The President reportedly told Israeli and Arab leaders on Tuesday that he plans to recognise Jerusalem as the capital of Israel – with an announcement is expected later today.
In the controversial announcement, Trump will reveal plans to move the American Embassy currently in Israel’s Tel Aviv to Jerusalem, therefore recognising Jerusalem as the capital.
Palestinian leaders have called for three “days of rage” in protest and the US State Department also issued a travel warning about the West Bank and Jerusalem’s Old City.
Most countries – including Russia, China and Australia – have their embassies in Tel Aviv. The UK has embassy offices in Tel Aviv and East Jerusalem.
Critics believe the move will upend decades of American policy and upset efforts to broker peace between Israel and the Palestinians.
Saudi King Salman, in a call with Trump, blasted the US President’s plans, saying it would be a “flagrant provocation of Muslims all over the world”.
The status of Jerusalem is one of the core issues of the Israeli–Palestinian conflict.
Israel faced international condemnation after it annexed East Jerusalem in 1980 – provoking Palestinians to declare their independence eight years later and announcing the city as its capital.
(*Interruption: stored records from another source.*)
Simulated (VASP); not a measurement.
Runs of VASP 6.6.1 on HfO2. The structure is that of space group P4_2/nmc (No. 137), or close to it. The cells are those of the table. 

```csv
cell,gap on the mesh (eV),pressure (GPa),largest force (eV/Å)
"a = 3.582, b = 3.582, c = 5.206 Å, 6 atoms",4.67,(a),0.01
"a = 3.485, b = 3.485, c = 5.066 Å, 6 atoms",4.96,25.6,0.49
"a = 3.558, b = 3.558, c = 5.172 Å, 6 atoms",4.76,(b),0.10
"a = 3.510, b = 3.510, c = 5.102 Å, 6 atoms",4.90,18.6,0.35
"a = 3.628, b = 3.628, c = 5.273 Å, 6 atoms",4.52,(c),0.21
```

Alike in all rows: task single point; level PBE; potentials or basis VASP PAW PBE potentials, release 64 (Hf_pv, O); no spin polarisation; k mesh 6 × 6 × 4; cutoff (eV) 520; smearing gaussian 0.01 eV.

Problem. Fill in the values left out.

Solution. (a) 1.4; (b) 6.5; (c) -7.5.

Jordan’s King Abdullah II also warned Trump against the move “stressing that Jerusalem is the key to achieving peace and stability in the region and the world” according to a statement from his royal palace.
It said: “King Abdullah stressed that the adoption of this resolution will have serious implications for security and stability in the Middle East, and will undermine the efforts of the American administration to resume the peace process and fuel the feelings of Muslims and Christians.”
A spokesman for Palestine Liberation Organisation (PLO), based in Jerusalem, said: “It’s very serious. Things look very bad.”
King Abdullah also spoke reportedly with assuring him of Jordan’s support for the Palestinians “in preserving their historic rights in Jerusalem and the need to work together to confront the consequences of this decision”.
During the 1948 Arab–Israeli War, West Jerusalem was annexed by Israel, while East Jerusalem was seized by Jordan.
On December 5, 1949, Israel’s first Prime Minister David Ben-Gurion declared Jerusalem as the “eternal” and “sacred” capital, although it was not put into Israeli law until 1980 after the nation also seized East Jerusalem.